Jen: How are your investment funds catalytic in a way that is different from other funds?

Chrystel: I believe our very existence for over 20 years is catalytic. Our organization has spent thousands of hours in training and capacity building efforts in conjunction with our direct lending efforts to what is perceived as the riskiest market within the United States. With a deployment of over $90 million to Native communities within this timeframe and a zero percent delinquency rate, ultimately proves the strength and capability of our Native communities when given the chance to participate in a financial system geared to provide safe and affordable capital outlets. Our Native CDFIs have disrupted centuries of capital deprivation and offer platforms for upward financial mobility through the wide array of lending products offered at their respective organizations. Our ability to aggregate funds from a variety of sources and deploy that to our Native CDFIs to meet their local tribal market demand is transformational. When I look at other investments, our very existence as a Native intermediary CDFI, is in itself catalytic. We are generally the only and the first investors into Native communities that allow for private sector development, homeownership opportunities, as well as consumer financing products that are not predatory, and instead are safe and affordable.

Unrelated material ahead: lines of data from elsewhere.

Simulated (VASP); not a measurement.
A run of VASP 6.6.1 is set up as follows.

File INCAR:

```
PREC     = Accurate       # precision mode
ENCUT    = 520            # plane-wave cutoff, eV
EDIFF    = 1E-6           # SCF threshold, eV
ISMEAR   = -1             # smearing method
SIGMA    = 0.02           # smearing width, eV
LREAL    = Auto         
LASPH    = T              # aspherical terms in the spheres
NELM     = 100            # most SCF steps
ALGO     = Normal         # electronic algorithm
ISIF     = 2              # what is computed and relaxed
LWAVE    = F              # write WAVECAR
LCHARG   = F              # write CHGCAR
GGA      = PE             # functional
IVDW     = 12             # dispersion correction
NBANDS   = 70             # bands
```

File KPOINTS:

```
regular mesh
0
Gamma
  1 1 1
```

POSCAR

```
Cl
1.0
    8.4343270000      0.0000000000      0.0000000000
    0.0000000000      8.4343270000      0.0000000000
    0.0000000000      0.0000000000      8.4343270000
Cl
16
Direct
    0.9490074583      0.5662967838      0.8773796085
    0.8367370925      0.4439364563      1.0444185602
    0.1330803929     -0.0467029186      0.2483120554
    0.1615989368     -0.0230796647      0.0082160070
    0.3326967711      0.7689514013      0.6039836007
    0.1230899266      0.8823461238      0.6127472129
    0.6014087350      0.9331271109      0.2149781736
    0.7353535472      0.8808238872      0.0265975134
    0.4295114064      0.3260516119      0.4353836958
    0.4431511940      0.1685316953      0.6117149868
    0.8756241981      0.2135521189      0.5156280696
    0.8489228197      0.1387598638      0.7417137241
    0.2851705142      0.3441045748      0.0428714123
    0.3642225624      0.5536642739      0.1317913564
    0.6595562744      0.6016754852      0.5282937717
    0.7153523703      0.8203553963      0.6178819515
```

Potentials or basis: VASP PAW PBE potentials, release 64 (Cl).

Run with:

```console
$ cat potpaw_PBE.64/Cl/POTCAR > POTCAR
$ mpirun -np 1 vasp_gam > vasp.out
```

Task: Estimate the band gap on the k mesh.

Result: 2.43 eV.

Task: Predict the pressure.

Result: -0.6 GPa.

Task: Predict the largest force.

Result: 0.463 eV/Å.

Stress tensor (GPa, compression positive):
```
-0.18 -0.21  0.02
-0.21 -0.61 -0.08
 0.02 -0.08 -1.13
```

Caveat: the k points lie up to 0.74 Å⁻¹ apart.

Oweesta’s vision is to work ourselves out of a job, and I hope that we see that within our lifetime, whereas we’re seeing capital flow directly to Native communities without the need of an intermediary. Oweesta’s success is also unique in that throughout our 20 years, it has been our deeper relationships built on trust and faith with our Native communities and Native CDFIs that have allowed our organization to successfully act as a national intermediary.

2018 Capital Access Convening at Kauai Hawaiian Homestead Tour. Photo Credit: Oweesta.

Jen: How do you describe the kind of non-financial returns the fund offers?

Chrystel: Oweesta and our Native CDFIs literally change the economic landscape of our tribal communities, one training and one loan at a time. And while those activities sound purely transactional, the effects go far beyond financial returns.  Our communities have lived in financial deserts for generations and when you teach skills in a culturally appropriate manner and offer the opportunity to better your life and families life, we are creating general wealth and a transfer of assets for the first time in many families history. Our Native CDFIs efforts have spurred and propelled entrepreneurial mindsets and have created private sector economics within reservation communities; businesses owned by Native Americans.  The hope and change created within these measures goes far beyond the initial investment made.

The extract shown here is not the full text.